Testimony Transportation

Public Comment on Proposed Changes to the Metropolitan Transportation Authority’s Fares and Tolls

Submitted to the Metropolitan Transportation Authority

June 22, 2023

Good morning. I am Andrew Rein, President of the Citizens Budget Commission (CBC), a nonpartisan, nonprofit think tank and watchdog dedicated to constructive change in the services, finances, and policies of New York City and New York State governments, and the Metropolitan Transportation Authority (MTA).

We support the proposed increase in fares and tolls since it is essential for the MTA’s fiscal health and wholly appropriate for riders and drivers to pay a reasonable portion of costs.

These increases are a critical component of the State rescue plan. But make no mistake; while the plan provides significant additional resources, it does not resolve all the MTA’s operating budget problems. The MTA needs to do more to become stable, efficient, and flexible enough to accommodate future ridership patterns, which are uncertain.

Assuming the tentative Transport Workers Union (TWU) pattern is adopted system-wide, by 2026 annual labor costs will be roughly $330 million more than budgeted. With these added costs, we project the MTA’s operating expenses will increase at 3.3 percent per year from 2023 to 2026. 

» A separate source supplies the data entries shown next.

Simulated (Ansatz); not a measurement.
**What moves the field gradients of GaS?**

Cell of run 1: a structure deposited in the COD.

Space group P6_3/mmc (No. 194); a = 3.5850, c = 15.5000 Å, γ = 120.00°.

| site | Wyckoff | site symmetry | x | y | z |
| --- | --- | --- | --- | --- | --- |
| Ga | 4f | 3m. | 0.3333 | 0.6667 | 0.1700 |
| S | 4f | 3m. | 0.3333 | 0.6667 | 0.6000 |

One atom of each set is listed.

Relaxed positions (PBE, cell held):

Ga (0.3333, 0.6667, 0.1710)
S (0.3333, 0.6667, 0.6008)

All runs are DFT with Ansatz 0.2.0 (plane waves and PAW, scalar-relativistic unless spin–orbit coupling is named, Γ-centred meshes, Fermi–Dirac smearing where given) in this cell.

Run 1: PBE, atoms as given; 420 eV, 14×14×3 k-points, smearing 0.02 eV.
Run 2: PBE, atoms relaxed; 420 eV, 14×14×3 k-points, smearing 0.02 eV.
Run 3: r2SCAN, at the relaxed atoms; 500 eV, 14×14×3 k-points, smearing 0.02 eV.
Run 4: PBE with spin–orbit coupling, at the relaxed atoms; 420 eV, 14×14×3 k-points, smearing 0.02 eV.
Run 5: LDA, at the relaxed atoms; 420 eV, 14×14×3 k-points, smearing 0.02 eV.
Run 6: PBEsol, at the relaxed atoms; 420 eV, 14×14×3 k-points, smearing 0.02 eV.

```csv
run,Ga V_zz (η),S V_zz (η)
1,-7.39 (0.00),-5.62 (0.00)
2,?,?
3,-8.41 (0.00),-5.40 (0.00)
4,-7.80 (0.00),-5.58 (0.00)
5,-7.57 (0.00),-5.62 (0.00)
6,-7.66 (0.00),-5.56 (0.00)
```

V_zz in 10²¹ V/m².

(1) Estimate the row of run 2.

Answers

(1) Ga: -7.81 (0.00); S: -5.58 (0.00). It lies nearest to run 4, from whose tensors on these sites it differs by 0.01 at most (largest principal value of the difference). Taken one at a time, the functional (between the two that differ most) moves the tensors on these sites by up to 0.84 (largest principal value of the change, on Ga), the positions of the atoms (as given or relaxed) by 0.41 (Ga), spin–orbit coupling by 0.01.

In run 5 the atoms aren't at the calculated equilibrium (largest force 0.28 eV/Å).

The MTA’s decision to incrementally increase fare and toll revenue by 4 percent biennially starting in 2009 was smart fiscal policy. It provided necessary operating revenue growth, reasonable fare and toll increases, all while mitigating the recurring fiscal crises and political battles of the past.

Planned periodic increases should continue; however, the math is clear. Increasing fare and toll revenue roughly 2 percent a year when expenses are increasing 3.3 percent a year widens the MTA’s budget gap. The MTA should revisit the 4 percent yield to see if it is sufficient for ongoing fiscal stability.

Not only would increasing the 4 percent level perhaps be prudent, but it also would support a reasonable apportionment of the MTA’s costs. CBC has advocated the MTA’s mass transit costs be shared 50-25-25—half from riders, one-quarter from taxpayers, and the balance from motorists as an economically efficient way to generate revenue and incentivize drivers to switch to public transportation.  CBC finds the 2023 budget is funded roughly 32 percent from fares, 57 percent from taxes and subsidies, and 11 percent from motorist cross-subsidies. 

Some question whether fares should increase given the economic hardship experienced by some of our neighbors. For those in need, CBC enthusiastically supports Fair Fares and considers a well-marketed program to be a critical part of the MTA financial ecosystem.

Still, New Yorkers should know that MTA fares are a good deal when you consider New Yorkers’ overall cost of living compared to other regions. Due to widespread transit, New Yorkers rely much less on cars, which are much more expensive. Low transportation costs increase affordability by partly offsetting high housing costs. CBC found that among 20 peer cities, New York ranked 11th in a household’s combined housing and transportation costs and is relatively more affordable for lower income households. New York ranked 3rd most affordable for an individual living at the poverty line, 6th most affordable for a single-parent family, and 8th most affordable for a retired couple.

While we support this fare and toll increase and recommend reconsidering the increase level going forward, New York’s future will not be stable and prosperous if the only solutions to the MTA’s challenges are to continuously raise revenues. New Yorkers should not pay one penny more than is required to provide high quality services.

Achieving this relies on four actions. First, the MTA should be held accountable for the quality and reliability of its service, especially given the massive influx of new resources. Second, the MTA should be supported in reducing fare evasion. Just consider this: the increase in fare evasion alone equals the cost of two rounds of fare and toll increases. Third, the MTA’s capital efforts should focus on ensuring its equipment and facilities are brought to, and kept in, a state of good repair and appropriately modernized before spending precious resources on expansion.

Finally, while we hope the tentative agreement with the TWU includes more actions to increase efficiency that offset costs than has been publicly reported, much more can and should be done. Within and even after a ratified agreement, the MTA and union leadership should implement changes to increase productivity and flexibility, including expanding One-Person Train Operation, increasing worker availability, and modifying shift parameters and job duties, among others. This is not about making employees work harder; it is about collaborating to work smarter. That way all stakeholders contribute to a strong MTA that supports the region’s economy and New Yorkers’ quality of life.